Lucid Motors Completes Leadership Reset: Silvio Napoli Named CEO After Months of Transition

Napoli Steps In as Lucid's Permanent CEO
Silvio Napoli was named Chief Executive Officer of Lucid Motors on April 14, 2026, ending a leadership interim that had run since early in the year. The appointment brings to a close a multi-month succession sequence that began in February 2025, when co-founder and long-time CEO Peter Rawlinson announced his departure from the executive chair.
Napoli, whose background spans global industrial and elevator systems management — most recently as chairman and CEO of Schindler Group — takes the helm of an EV maker that is still scaling production of its Air sedan and preparing the ground for its Gravity SUV ramp. The move to an executive with deep operational and manufacturing pedigree is a visible signal about where Lucid's board believes the company needs sharpening.
The Transition Sequence
The road to Napoli's appointment involved two distinct steps. In February 2025, Lucid announced that Rawlinson would exit the CEO role and move to the position of Strategic Technical Advisor to the Chairman of the Board — a title that formally preserves his access to the company's engineering direction while removing him from day-to-day operational authority. Simultaneously, Chief Operating Officer Marc Winterhoff was appointed Interim CEO, stepping into the role while the board conducted a formal search.
Winterhoff held the interim position for roughly fourteen months. During that window, Lucid continued its manufacturing buildout at its Casa Grande, Arizona facility and pushed forward on Gravity deliveries. The interim period was longer than the market might have anticipated, though extended CEO searches at capital-intensive growth-stage automakers are not unusual when the board is looking outside the industry's traditional talent pool.
Rawlinson's tenure had been defined by engineering ambition — the powertrain and efficiency numbers Lucid published for the Air remain competitive benchmarks in the segment — but the company faced persistent questions about production velocity and cost structure. His move to an advisory role rather than a clean exit suggests the board wanted to retain his technical credibility while pivoting toward more operationally focused leadership.

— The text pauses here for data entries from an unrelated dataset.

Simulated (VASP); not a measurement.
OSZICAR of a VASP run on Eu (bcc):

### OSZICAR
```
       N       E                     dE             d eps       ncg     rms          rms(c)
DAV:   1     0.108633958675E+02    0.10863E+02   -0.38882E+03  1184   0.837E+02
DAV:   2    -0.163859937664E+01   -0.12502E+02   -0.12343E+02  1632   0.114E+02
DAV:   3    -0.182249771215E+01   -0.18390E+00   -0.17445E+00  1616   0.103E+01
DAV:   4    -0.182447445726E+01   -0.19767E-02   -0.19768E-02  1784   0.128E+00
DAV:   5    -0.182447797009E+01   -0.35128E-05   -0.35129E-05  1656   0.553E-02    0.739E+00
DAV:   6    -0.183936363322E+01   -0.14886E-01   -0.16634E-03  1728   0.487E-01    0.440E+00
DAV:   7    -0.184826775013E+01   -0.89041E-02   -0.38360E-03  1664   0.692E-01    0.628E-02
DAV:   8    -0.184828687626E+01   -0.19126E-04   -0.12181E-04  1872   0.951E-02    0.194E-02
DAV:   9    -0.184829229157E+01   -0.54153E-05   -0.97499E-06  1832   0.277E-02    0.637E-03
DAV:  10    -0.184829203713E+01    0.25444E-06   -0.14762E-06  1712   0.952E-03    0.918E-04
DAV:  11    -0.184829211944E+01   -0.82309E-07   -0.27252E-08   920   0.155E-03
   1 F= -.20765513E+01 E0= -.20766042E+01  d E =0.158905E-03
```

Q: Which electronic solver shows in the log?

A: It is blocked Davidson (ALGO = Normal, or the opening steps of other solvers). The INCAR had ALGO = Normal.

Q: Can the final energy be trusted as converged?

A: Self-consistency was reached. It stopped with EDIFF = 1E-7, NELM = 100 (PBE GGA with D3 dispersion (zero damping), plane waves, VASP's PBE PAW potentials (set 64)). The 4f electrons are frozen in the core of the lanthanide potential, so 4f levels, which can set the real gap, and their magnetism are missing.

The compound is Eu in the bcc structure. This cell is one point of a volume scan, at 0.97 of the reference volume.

Engineering Org Reshaped Alongside the CEO Change
The leadership restructuring was not limited to the top of the house. In November 2025, Lucid announced that Emad Dlala had been appointed Senior Vice President, Engineering and Digital, with responsibility that specifically includes leading the powertrain organization. That appointment was framed by the company as part of a broader set of organizational changes designed to accelerate growth.
Dlala's mandate over powertrain is particularly significant given that the drivetrain and energy-density story has been Lucid's primary technical differentiator. The Air's efficiency — measured in miles per kWh at highway speeds — has been a consistent talking point against competitors, and preserving that edge as the company scales to higher volumes requires a powertrain organization that can translate prototype-level engineering into repeatable manufacturing yields.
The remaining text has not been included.